After replacing battery #3 the setup should still last another 1500 cycles or so, which is about 7000 miles. At that point if I'm still as addicted to this ride then hopefully the next pack will be Altair's supposedly indestructible lithium titanate spinel.

johnnullstream's picture

I'm curious about the source of the Nimh batteries you are considering.

nasukaren's picture

John -

I'm using 9.6V 3.8 Ah NiMH R/C racing batteries. A bank of 3 serial, 2 parallel makes 28.8V 7.6Ah. I'm not sure how I'm going to wire everything up yet.

I really want/need 12-15 Ah so that I can go to work and come back without charging, if need be (i.e., I forget something at work and need to head back immediately). On normal days, I'll leave a charger at work.

Karen

Working on a Piaggio Boxer (mo-ped) EV conversion: http://gpsy.com/ev

nasukaren's picture

Well, it looks like the SLAs that came with the e200 are pretty much dead. They only took me around the block once.

I did a low-wattage drain test with my Watts Up hooked up and I can just barely eek out 1.5 ~ 2.0Ah using a 100 watt bulb (@24V).

I'm going to hook them up to my Soneil for a few days to see if its pulse charging can't rehabilitate (desulfate) the batteries a little. Otherwise, at 2 Ah or less, they aren't much use to me in an EV. Maybe I'll dedicate them to bench test use.

Working on a Piaggio Boxer (mo-ped) EV conversion: http://gpsy.com/ev

nasukaren's picture

After a test run this morning, I'm not sure if I will replace the MY1016 motor in the e200 with my Pocket Rocket's MY1016B. When I was riding up hill or in rough terrain, the e200 pulled a max of 23 amps (@24V), which is the same amount of amp draw that the Rocket's motor can handle. So essentially they are the same motor.

I think instead, I'll focus on replacing the batteries with NiMH and then maybe much later on, working on a more powerful motor. But I'd be afraid of going much faster than 10 mph on those little 4" wheels and rear hub brake.

Karen

Working on a Piaggio Boxer (mo-ped) EV conversion: http://gpsy.com/ev

lorint's picture

The wide 10" wheels on the E-300 are better than the narrow tires on the E-200. So if this is becoming a daily driver for you, then maybe you should CraigsList the E-200 for $80 or so and pick up an E-300 instead.

Although if you do get started with this E-200 then I think the battery box and motor controller are similar, so in the future you could just trade the guts out to an E-300.

nasukaren's picture

Lorint -

Yeah, I thought about that. I also tried transplanting the 10" wheels from my Pocket Rocket to the e200 but the wheel brackets are too narrow for the fatties to fit in. Phooeey.
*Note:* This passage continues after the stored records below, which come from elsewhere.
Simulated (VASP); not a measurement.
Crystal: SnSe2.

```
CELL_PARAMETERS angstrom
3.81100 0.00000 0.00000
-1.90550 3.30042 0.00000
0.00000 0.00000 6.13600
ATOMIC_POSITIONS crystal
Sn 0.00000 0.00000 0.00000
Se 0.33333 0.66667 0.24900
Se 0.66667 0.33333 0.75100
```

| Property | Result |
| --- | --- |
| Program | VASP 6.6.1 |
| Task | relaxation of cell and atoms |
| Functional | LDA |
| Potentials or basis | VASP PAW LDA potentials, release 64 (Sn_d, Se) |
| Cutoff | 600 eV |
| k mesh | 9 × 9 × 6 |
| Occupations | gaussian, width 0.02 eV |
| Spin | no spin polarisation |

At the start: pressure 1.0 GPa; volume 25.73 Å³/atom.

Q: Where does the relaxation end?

The e200 is my fun-around-town bike until I can get my moped up and going. I might pick up an e300 at some point though -- it seems like these things are pretty addictive!

Karen

Working on a Piaggio Boxer (mo-ped) EV conversion: http://gpsy.com/ev

johnnullstream's picture

Any idea how much that E200 weighs without the batteries? I'm trying to get a feel for how portable it would be with Lithiums or Nimh.

nasukaren's picture

John -

I don't know exactly since I'm not close to a scale, but Amazon lists the shipping weight as 45.2 pounds with batteries and the box. So maybe you can consider that the box weighs around 3-5 pounds, so it's 40 pounds out of the box.

The batteries are 12V 7Ah each and again according to Amazon, weighs 16 pounds shipping weight.

40 - 16 = roughly 25 pounds, which feels 'bout right.

Karen

Working on a Piaggio Boxer (mo-ped) EV conversion: http://gpsy.com/ev

nasukaren's picture

Some more testing -- I went to the post office with the e200 and my little doggy (~20lb) in a wire basket I clipped to the front. The trip is about a mile and totally flat. The e200 made it to the post office with the yellow low light on and by the time I headed back home was on its last legs. That gives me a real-world range of ~2 miles, which is really bad. :-(

This is with 7Ah rated batteries that I can usually yield a real-world 4 Ah out of. That means in order for me to go 4 miles (which would get me to work with a margin of safety), I'd have to double the amp-hourage. Phoooey.

Maybe I'll just keep the e200 in my office as my "zip out to grab a sandwich" mobile.

K

Working on a Piaggio Boxer (mo-ped) EV conversion: http://gpsy.com/ev

lorint's picture

Range with Pb-acid in the E300 never did impress me. But with lithium I got addicted. It was hundreds of dollars, but has turned out to be worth-it in the long run.

BTW, tire inflation makes a significant difference in total range. I keep mine (in the E300) at 45psi.

nasukaren's picture

What I've noticed is that the drive belt is rubbing slightly against the sidewall of the rear tire. I think I'll open it up and put in some washers as spacers to separate the drive belt pulley more from the tire. Bad design. I'll also check the inflation, thanks for the tip!